WORTHINGTON -- The Nobles County Planning Commission approved two conditional use permits during its Wednesday night meeting in Worthington, including one for development of a landscape supply business in rural Worthington, and one for the construction of a new hog confinement barn near Rushmore. Both permits will now advance to the Nobles County Board of Commissioners for consideration at their Feb. 8 meeting.

Jessica Behnke's permit request was to operate Rural Rock, Inc., in the southwest quarter of the southeast quarter of Section 16, Lorain Township. Plans are to construct a 60- by 90-foot building on the property to store machinery, with landscape materials to be stored outside.

"We are supplying rock, dirt and other landscaping supplies to general contractors and the general public," Behnke told the planning commission. The business began operating last summer, with plans to expand this year. With the expansion, there will be additional truck traffic on the road, and neighbor Mike Ahlers asked Wednesday night if dust control measures could be considered.

"We'll want to make everyone happy and work with the neighbors," Behnke said.

Planning Commission members approved the request as presented, and wished Behnke well in her new venture.

"I think it's wonderful a young couple wants to get started in business, and this is what we need," said Nobles County Commissioner Diane Thier, who serves as the county's representative on the planning commission.

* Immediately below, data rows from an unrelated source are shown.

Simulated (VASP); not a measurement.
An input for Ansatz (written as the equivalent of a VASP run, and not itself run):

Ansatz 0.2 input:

A conditional use permit requested by Son-D-Farms of Adrian will allow for the construction of a 74- by 142-foot total confinement barn for farrowing pigs in the southeast quarter of the northeast quarter of Section 27, Olney Township. There will not be any change in the number of animal units at the site, as an existing barn will be torn down.

No public comment was given related to the request, and the planning commission approved the permit with several conditions that were set in place in 2002, including that the good neighbor policy be adhered to, that there be an enclosed containment structure for dead animals, that manure be incorporated and that all necessary permits be obtained from the Minnesota Pollution Control Agency.

Wednesday night's meeting also included an update from Mark Koster, Nobles County Environmental Officer, on the success of the Household Hazardous Waste facility; and a report from Alan Langseth, Nobles County Feedlot Officer.

Koster said he is seeing an increase in the number of people utilizing the product exchange room, where people can drop off or pick up paints, stains, varnishes and other household products. He also reported that in 2010, the facility collected and recycled 22,000 pounds of electronic equipment and 68 car and truck batteries, among numerous other items.

In Langseth's report, he said the county had 484 feedlots in 2010, of which 25 were in shore land areas that had from 10 to 299 animal units. Outside of shore land areas, he said there were 265 feedlots in the 50 to 299 animal unit category, 167 in the 300 to 1,000 animal unit class and 27 feedlots that required NPDES (National Pollutant Discharge Elimination System) permits in the county.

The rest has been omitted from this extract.